The answer to the above question is yes. I’m a Yankees fan, but even though Cora is a cheater who cost the Yankees a World Series bid in both 2017 when he skippered the Astros and again in 2018 with the Red Sox, but I’d trade Aaron Boone for Alex Cora any day of the week. What made Cora’s cheating all the more galling is that he’s a very good tactician who doesn’t need to cheat. MLB Commissioner Rob Manfred chose to suspend Cora for the 2020 season. Personally, I believe he and several others who got off scot-free (hello Jose Altuve) damaged the reputation of the game and should have been banned for five years, but that wasn’t what MLB decided.

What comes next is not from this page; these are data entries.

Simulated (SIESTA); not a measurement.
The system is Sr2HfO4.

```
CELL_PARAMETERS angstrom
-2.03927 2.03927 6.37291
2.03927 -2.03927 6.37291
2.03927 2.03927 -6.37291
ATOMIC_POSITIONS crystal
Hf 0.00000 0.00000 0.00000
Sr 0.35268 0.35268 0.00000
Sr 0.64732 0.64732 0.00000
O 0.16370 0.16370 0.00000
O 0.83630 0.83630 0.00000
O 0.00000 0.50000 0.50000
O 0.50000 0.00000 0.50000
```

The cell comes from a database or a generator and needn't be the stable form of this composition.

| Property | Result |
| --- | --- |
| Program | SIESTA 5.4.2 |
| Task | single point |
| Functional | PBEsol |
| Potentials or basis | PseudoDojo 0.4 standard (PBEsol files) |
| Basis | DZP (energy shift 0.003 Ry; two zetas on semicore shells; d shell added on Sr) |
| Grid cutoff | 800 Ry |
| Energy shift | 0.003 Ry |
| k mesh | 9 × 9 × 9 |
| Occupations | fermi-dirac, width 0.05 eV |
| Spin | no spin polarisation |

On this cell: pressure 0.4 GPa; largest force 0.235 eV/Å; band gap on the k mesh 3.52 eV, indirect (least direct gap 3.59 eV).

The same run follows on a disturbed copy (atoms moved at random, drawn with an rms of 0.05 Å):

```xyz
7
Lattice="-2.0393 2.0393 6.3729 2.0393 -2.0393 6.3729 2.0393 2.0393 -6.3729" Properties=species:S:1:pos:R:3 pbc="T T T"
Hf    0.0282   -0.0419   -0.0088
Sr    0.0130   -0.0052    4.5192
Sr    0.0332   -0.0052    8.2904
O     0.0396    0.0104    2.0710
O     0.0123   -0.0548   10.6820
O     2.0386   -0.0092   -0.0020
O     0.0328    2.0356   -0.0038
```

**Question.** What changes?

Move the clock forward. Over the weekend the Red Sox fired Cora and six of his coaches. Cheating had nothing to do with it. Red Sox Director of Baseball Operations–a title to Red Sox use instead of General Manager–Craig Breslow made the call. At the time the Red Sox were in last place with a 10-17 record. To paraphrase an old baseball adage, no team on a long winning streak is as good as they look, nor is any as bad as they look when losing. Maybe you fire a good manager toward the end of the year, but Cora was just 27 games into a 162-game season. By my math he had 135 games to right the ship!
Exactly who was calling for Cora’s head on a platter? The Red Sox infamously went 86 years (1918-2004) without a World Series championship. Think of it. Some sources will tell you that the Red Sox have won 9 World Series championships, but that’s funny accounting. There was no American League team in Boston until 1901 and they were called the Americans when they won in 1903. They weren’t the Red Sox until 1908, and didn’t play in Fenway Park until 1912. (Note: Early Boston teams called the Bees, the Doves, Red Caps, Red Stockings, Rustlers, and Beaneaters played in the National League and eventually became the Braves.) During the “live ball” era from 1920 on, the Red Sox won zero World Series championships.
The Red Sox had considerable success in the dead ball era, but it was not until the 21st century it mastered the baseball as we know it today. If we think of a World Series title as the ultimate measure of a manager’s worthiness, there are just three Red Sox managers who can boast such success: Terry Francona (2004, 2007), John Farrell (2013), and Alex Cora (2018). Only Joe Cronin (1071 wins in 13 years) and Francona (744) won more games as a Red Sox manager than Cora’s 621 over 8 years. It hasn’t escaped notice that during his 12-year pitching career Breslow was 23-30.
What did in Alex Cora? Not another cheating scandal; it was a relative lack of success with a flawed roster and Breslow’s quick trigger as he seeks to shape the team in his own image. Thus, he handed over the reins to AAA manager Chad Tracey, the theory being that he managed many of the younger Red Sox players in the minors. To repeat a point I’ve made elsewhere, very few MLB teams (over-) hype their prospects like the Red Sox. They gave big contract extensions to several youngsters before they even made the team. Roman Anthony makes sense, but Wilyer Abreu, Brayan Bello, Kristian Campbell, Jarren Duran, Marcello Mayer, and Ceddane Rafaela? Maybe they will become good players but other than flash some good leather, none of them has yet justified a multi-million contract. Whose idea was it to throw $90 million over five years to Masataka Yoshido? Or to trade Rafael Devers, one of the few players on the roster with power? Who thinks that 5’6” Caleb Durbin is the answer at third? Not the Braves, Yankees, or Brewers who had him in their systems.
Don’t get me wrong. Payton Tolle and Connelly Early look like legitimate Sox prospects. Nor should anyone think Garrett Crochet will have a 6.30 ERA by the end of the 2026 season. Or that the Yankees will continue to win at a .643 clip over the next 134 games. The firing of Alex Cora is a portrait of administrative ineptitude, not of Alex Cora’s ability.